I have a friend who is in love with the book
Divergent. I also have a sister who read it and told me I should. So I kinda decided that someday I would, but I didn't exactly get a great recommendation (in fact, Scooter's exact words were, "you should read Divergent. It's a wee bit predictable, and some parts are super lame. Glowing review, right? You should read it.") so I wasn't particularly concerned about getting around to it.
And then it came out in movie form and a bunch of my church friends all saw it, my one friend who's in love with it saw it and posted about it, and everything, but I still didn't really care about it. I didn't actually even read the blog that went with it. I knew nothing about this book, but I decided it wasn't exactly my thing. Then Alli, my best friend since 3rd grade, listened to it on CD and she told me super vaguely about the plot, which interesting me enough to finally watch the movie.

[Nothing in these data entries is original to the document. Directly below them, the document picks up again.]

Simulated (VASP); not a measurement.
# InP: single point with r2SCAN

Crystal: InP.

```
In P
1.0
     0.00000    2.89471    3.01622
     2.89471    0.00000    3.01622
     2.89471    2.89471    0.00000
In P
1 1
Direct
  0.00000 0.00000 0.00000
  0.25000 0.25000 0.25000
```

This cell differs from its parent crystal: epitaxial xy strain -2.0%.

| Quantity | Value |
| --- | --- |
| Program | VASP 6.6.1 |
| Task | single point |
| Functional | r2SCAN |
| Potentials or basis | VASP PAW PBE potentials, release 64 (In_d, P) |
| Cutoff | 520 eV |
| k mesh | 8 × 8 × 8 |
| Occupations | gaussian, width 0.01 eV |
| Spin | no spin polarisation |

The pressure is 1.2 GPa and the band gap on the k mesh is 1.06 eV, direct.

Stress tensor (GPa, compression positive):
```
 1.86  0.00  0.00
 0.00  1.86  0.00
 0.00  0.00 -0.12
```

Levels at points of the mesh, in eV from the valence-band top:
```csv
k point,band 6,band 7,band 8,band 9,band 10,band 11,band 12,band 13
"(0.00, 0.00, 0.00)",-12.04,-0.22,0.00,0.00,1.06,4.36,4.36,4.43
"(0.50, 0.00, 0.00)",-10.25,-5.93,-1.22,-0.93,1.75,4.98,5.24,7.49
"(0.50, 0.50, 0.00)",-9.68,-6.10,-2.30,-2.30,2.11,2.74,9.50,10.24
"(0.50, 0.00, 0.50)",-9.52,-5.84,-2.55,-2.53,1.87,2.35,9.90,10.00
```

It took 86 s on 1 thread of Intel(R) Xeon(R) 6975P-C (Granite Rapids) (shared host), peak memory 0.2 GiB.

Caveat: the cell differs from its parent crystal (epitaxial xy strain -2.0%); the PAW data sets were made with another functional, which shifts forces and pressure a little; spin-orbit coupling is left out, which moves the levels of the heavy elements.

I loved it. So much. We went to see it on the 7th, and I bought the first book, Divergent, that night. I had finals the study for and take the next week, so it took me a while to finish it, but I finally did around the 11th, and then immediately started Insurgent and finished it on the 16th, then started Allegiant and finished that yesterday.
Let me just start by saying that I don't love teen novels, especially the popular ones. I haven't read many of them (the only ones that come to mind are Hunger Games, The Mortal Instruments, and now Divergent. Oh, I guess Harry Potter, too, but that seems like an exception maybe since I didn't actually love reading the series until I got to the 5th book), but that's because I really dislike them. I always end up loving the stories, and usually I get really sucked in, but they're really... uh, how do I explain it... easy? They're an easy read, you don't have to think much, usually they're in first person (all the ones I listed are) and it bothers me. It makes me lazy. This isn't something I've always known about, I did have a blog a while back about how fantastic Hunger Games was. And after I finished that series, I wanted something else to read, and that's the first time I picked up His Dark Materials (which is so fantastic. I highly recommend it). But His Dark Materials is written better than Hunger Games, and I couldn't focus enough or use my brain enough to handle it. It was too thick. Which is embarrassing.
I dislike feeling like I can't handle something that "advanced." But every single time I've gotten into a teen series thing, that's without fail what happens. I can no longer focus on the better books. This is where I personally draw a line between a story and literature. If it's something that's easy to get into and doesn't require a lot of brain power, I just call it a story. If it's something that I actually can feel improving my cognitive skills, that's literature. There's just a difference.
All this said, I feel the exact same way about Veronica Roth's writing. There's nothing spectacular about it, and I had to engage myself with critiquing what she wrote as I read it to not fall into this trap. She had some entertaining dialogue, and there was like 1 or 2 sentences in the entire series that stood out to me. But, that's not a lot. 1 or 2? In 3 books? When I was reading The Way of Kings, I did not get through a full chapter before stopping and running upstairs to read a sentence to my mom, because I thought it was written so poetically.
He seemed so cold. Like a shadow caused by heat and light falling on someone honorable and true, casting this black imitation behind. It was such a cool visual. Love it. And I just didn't get any love of the prose in Roth's stories.
However. The story was so good. I still do not love the way Roth writes. But her story was so well thought out and captivating that these characters won my heart, and I cried so hard at the end of it. Berserk once said that the ending for His Dark Materials made him really sad for the characters, but that was praise in itself, because he actually cared about what happened to them. I'd say it's similar here. The way the story is told might not be the best, but the story itself is so good that I genuinely cared about these characters and the ending destroyed me a little. PS, Mom would not want to read this one haha. She could probably hand the movies, though.
Honestly, maybe the story isn't all that captivating for everyone, but I loved it. Here's a quick run down of what drew me in so much. The story starts off in a place with factions. There's 5 of them and they each value something different. You're born into whatever faction your family is a part of, and the year you turn 16, you participate in the yearly Choosing Ceremony, where you decide upon a faction to live in for the rest of your life. There's a test you take to kind of help you figure out where you could belong, but the decision is yours to pick whatever you want. But the factions don't mix, so if you choose differently than you family, well.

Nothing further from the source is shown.